By: E&P Staff and The Associated Press Former St. Paul Pioneer Press publisher Par Ridder has acknowledged taking confidential information from his old employer to his new job as publisher of the Star Tribune of Minneapolis.
In videotaped testimony played Monday in Ramsey County District Court, Ridder acknowledged copying confidential financial documents from his Pioneer Press computer onto a portable computer drive and taking them to the Star Tribune.
Court action resumes today with the Star Tribune calling witnesses. Ridder was among 12 who appeared Monday, live or on tape.
He also acknowledged sharing some of that data on advertising, profits and personnel matters with Star Tribune officials, including members of its operating committee.
Par Ridder was hired as the Star Tribune's publisher and CEO in March. The Star Tribune is owned by Avista Capital Partners.
Ridder's testimony was part of a hearing on a temporary injunction sought by the Pioneer Press that would bar Ridder and two other Pioneer Press executives from working at the rival Star Tribune.
The Pioneer Press contends all three had noncompete agreements that were signed when the newspaper was still owned by Knight Ridder. Ridder said the executives were verbally released from those agreements, but he said it was never put in writing.
In his videotaped testimony, Ridder said that on his last day with the Pioneer Press he took a packet of noncompete agreements signed by himself and other executives.
He said his assistant at the newspaper had initially told him she would take them home and shred them, but he said he didn't feel comfortable with that and caught up with her in a parking ramp and retrieved the packet.
Dean Singleton, CEO of MediaNews Group Inc., which controls the Pioneer Press, was in the courtroom Monday.
The Pioneer Press reports today:
"Ridder was one of 12 witnesses that Pioneer Press attorneys either called to the stand, or whose videotaped depositions they played Monday. Ridder, in court Monday, sat flanked by Jennifer Parratt and Kevin Desmond, the two other former Pioneer Press employees the Pioneer Press is trying to bar from working at the Star Tribune for one year....
"James Finkelstein, a partner at Avista Capital Partners, the New York-based buyout company that owns the Star Tribune, testified by video that Ridder shouldn't have taken the information. 'It was clearly a mistake,' Finkelstein said.
"Ridder also testified that Art Brisbane, then senior vice president of Knight Ridder, former owner of the Pioneer Press, approved tossing out the noncompete agreements for the entire operating committee at the Pioneer Press, including Ridder.
"In videotaped testimony, Brisbane said he didn't recall having that conversation. He said he didn't authorize waiving the noncompete agreements since that is something that would have involved other Knight Ridder executives and some formality.

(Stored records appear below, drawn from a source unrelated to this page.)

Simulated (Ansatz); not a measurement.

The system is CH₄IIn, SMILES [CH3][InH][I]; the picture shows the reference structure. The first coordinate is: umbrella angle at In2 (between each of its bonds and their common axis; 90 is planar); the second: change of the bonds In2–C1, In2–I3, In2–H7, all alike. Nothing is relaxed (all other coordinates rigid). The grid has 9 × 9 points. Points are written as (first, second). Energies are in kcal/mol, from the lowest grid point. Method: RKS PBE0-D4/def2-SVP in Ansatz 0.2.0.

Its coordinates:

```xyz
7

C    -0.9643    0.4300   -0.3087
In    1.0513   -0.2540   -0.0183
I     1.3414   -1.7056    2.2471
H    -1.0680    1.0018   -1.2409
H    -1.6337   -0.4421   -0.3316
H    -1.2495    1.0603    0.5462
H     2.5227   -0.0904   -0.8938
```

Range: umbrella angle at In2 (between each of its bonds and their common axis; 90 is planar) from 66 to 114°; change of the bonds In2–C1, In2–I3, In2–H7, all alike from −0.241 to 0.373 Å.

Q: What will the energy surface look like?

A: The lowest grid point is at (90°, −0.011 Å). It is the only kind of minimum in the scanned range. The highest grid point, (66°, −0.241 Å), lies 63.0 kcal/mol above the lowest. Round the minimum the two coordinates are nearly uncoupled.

"Barb Cartalucca, assistant to the publisher at the Pioneer Press, testified that the company's vice president of Human Resources, Karen Clary, told her that Brisbane had waived the noncompete agreements for the operating committee and that Clary instructed her to pull them out of the personnel files. Cartalucca said she saved the paperwork in a file in her desk.
"Shortly before leaving the Pioneer Press, Ridder inquired about the pulled noncompetes, Cartalucca testified. She said she offered to 'take them home and shred them.'"
"Ridder testified that after speaking with Cartalucca about how to handle the paperwork, he called his father for advice. Ridder's father is Tony Ridder, former CEO of the dismantled Knight Ridder newspaper chain. 'His advice to me was to not let anything happen to those noncompetes,' Ridder said. He caught up with Cartalucca at the elevator at a nearby parking ramp, retrieved the papers and put them in his car, he said.
"Just how widely the electronic files were distributed at the Star Tribune remains unclear."